We put our bikes against a tree, opened the gate and walked to the heather field. Not just a heather field but one of the few places where you could see juniper bushes. And in front of us the remains of prehistoric farmlands. With some effort you could still see the low embankments that once separated the parcels. Who were the people who had lived there and had struggled to survive on the very poor soil? Where did they come from and where did they go?
When we followed the path to the right again some grave mounds, rather high. The places where these petty farmers had been buried? Or only their leaders? Or maybe they were quite rich then? And what did these people think and think about? But the dead don’t talk anymore so we’ll never know.
Before us a marsh with a mere stretched out. Somewhere behind the trees on the other side there was a dolmen. I took my photos. Then we cycled back from prehistory to history. To the left we saw what remained from the low rampart raised for protecting the tent of a military minded bishop who had attacked the region. In vain. Returned to the present the coffee was waiting for us.

Monday, January 14, 2013

What thinking can

Actually it’s an intriguing idea that people can think consciously, or that they can “think” for short. Some scientists believe that thinking is merely an epiphenomenon. From this point of view, it would make no difference, whether we would think or not: we would behave in the same way in both cases. I don’t endorse this viewpoint, but here I’ll not discuss the arguments pro and con. Others scientists take the view that our thinking does cause or at least does influence our behaviour. This idea seems more plausible to me, but here I’ll pass over this viewpoint, too. However, even if the idea that thinking is a mere epiphenomenon is true and man would be a very complicated kind of machine (in the way Descartes thought that animals are), it remains intriguing: For who has ever heard of a man-made machine that thinks? Apparently man is more than just a construction of nuts and bolts that fasten a physical structure.
What I find even more intriguing than the idea that man can think is that man can think about thinking. In my last blog, I have given an example of such “meta-thinking”, when I wondered whether a certain thought of mine was a case of cognitive dissonance reduction or whether I “really meant” what I thought.
Scientists are divided over whether thoughts can influence the behaviour of the thinker. But how about meta-thoughts? Take this example from my last blog: You always wanted to buy a yellow car, but in the end you buy a grey one, because the dealer had only this colour in stock. You think: “Actually a grey car fits me better”. Then you realize that you are reducing a cognitive dissonance and you change your opinion: “A grey car doesn’t fit me better. I wanted a yellow car, but the dealer did not have it in stock. I had no choice, but I still prefer a yellow one”. In this case you had a meta-thought, but it had no influence on your behaviour. If your thinking is epiphenomenal, than your meta-thinking is as well.
Is this always so? I can take the study by Festinger again for showing how meta-thinking might influence behaviour, but actually thinking about thinking in order to influence our behaviour is something we often do. For instance, you have to do an exam on a theoretical subject. Your traditional strategy is to learn all the stuff by heart by repeating the required reading so often that it becomes stored in your brain. Then your teacher tells you that another good method is explaining the subject matter to someone else. You decide to test the method and you ask a friend to be your audience. By doing so your thoughts about how you think have changed your behaviour. In this way our meta-thoughts often change our behaviour.
The case just described seems to substantiate the view that our meta-thoughts can influence the way we think and by means of that our behaviour. If so, it will not be difficult to prove that thinking can directly cause behaviour as well. However, we cannot exclude the possibility that some unconscious process in the brain is triggered by what the teacher told and that it is this unconscious process that both changed the learning behaviour and produced the meta-thoughts about learning. Then meta-thoughts are adaptations to what you actually do, just in the way as reducing a cognitive dissonance is a way to make thoughts and facts fit.

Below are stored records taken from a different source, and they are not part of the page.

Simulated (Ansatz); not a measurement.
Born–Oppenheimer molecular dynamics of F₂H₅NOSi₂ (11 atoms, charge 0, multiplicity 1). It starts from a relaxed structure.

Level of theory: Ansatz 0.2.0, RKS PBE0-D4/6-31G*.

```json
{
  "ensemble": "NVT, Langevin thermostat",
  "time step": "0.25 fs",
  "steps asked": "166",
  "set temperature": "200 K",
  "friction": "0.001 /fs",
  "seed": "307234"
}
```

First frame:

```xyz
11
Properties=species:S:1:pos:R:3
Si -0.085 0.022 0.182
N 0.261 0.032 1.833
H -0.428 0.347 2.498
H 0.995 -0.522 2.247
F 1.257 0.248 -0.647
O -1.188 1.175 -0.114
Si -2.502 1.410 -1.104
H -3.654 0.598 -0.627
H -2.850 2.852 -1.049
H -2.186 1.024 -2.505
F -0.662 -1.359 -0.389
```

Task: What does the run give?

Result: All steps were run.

Note: I took the argument at the end from William S. Robinson. See his blog

Monday, January 07, 2013

The dust in my eyes

In my last blog I wrote about the theory of cognitive dissonance. Say, we expect that the world will be destructed on December 21, 2012. However, the prophecy does not come true and two weeks later the world still exists. We feel quite ill at ease and we try to understand what went wrong. We think: A supreme being has given the world a second chance. Therefore we try to convince the people around us that the world can be saved. According to the theory of cognitive dissonance, we try then to reduce the dissonance between our expectation and what actually happened.
Suppose now that I am waiting for the train of 10.05 a.m. to Utrecht, where I’ll have an interview for a job. However, the train doesn’t come nor does the next one fifteen minutes later. So, I call the Railway Information Service. The telephonist tells me that there is a power breakdown and that there’ll be no trains for some hours. Next I call the selection committee that I’ll be too late, since I have to take my car.
What’s the difference? When you don´t belief in the prophecy, you’ll probably say: In the first case, the facts are adapted to the belief and in the second case the belief is adapted to the facts. Or something like that.
That’s clear, you might think. Is it? Take these examples:
- Many years ago I took part in a 5K track race (running). One of the other participants was a friend of mine. I finished the race in a good time but my friend left the race already after two laps. “I wasn’t in the mood”, he told me, although it took hem three hours of preparation to start, for the race was in another town. Do you believe him? I think that my friend himself believed what he said, but I didn’t, for he would be the first to stop for such a reason.
- You want to buy a new car. You always said: When I buy a new car, it must be a yellow one, because not many people have that colour.” However, the salesman tells you that you have to wait two months for it. Because your old car actually needs repair, you don’t want to wait so long and you choose a grey one of the same type. Later you say to yourself: A grey one fits me much better. Everybody would recognize me from far and say: “There’s John with his yellow car.”
- Leon Festinger and James Carlsmith asked a group of students to perform a boring task. The experiment was in fact more complicated, but the essence is this: After having performed the task, the students were asked to explain it to other people and to tell them that it was very interesting. Half of the students got one dollar for this job and the other half got twenty dollars. When interviewed, the latter told the researchers that the original task was boring, while those who got one dollar said they liked it. Apparently, receiving twenty dollars this was a good excuse for telling a lie. However, the students who received only one dollar had a mental problem: The low payment did not compensate the psychological burden lying. So they got the feeling that the original task was interesting.
Without a doubt, I could have chosen better examples, but what I want to say is this: Often we invent reasons that fit the facts after they have taken place. Moreover, there is no fundamental distinction between reducing a cognitive dissonance and giving a “real” explanation. Or rather, the extreme cases are clearly different and in case of a cognitive dissonance the facts are adapted to the belief whereas in case of “real” explanations the reasons are adapted to the facts. But between these extremes, the reasons can be more a bit of this or more a bit of that. There the difference is actually gradual and reducing a cognitive dissonance is something everybody often does to some extent. Something happens that we did not expect or did not want to happen and we have to act or form an opinion. So we rationalize. However, this doesn’t imply that we throw dust in our own eyes. This may happen but often our reasons are good reasons.
Since I have heard of the theory of cognitive dissonance I often think: Is this thought of mine a case of cognitive dissonance reduction or do I really mean it?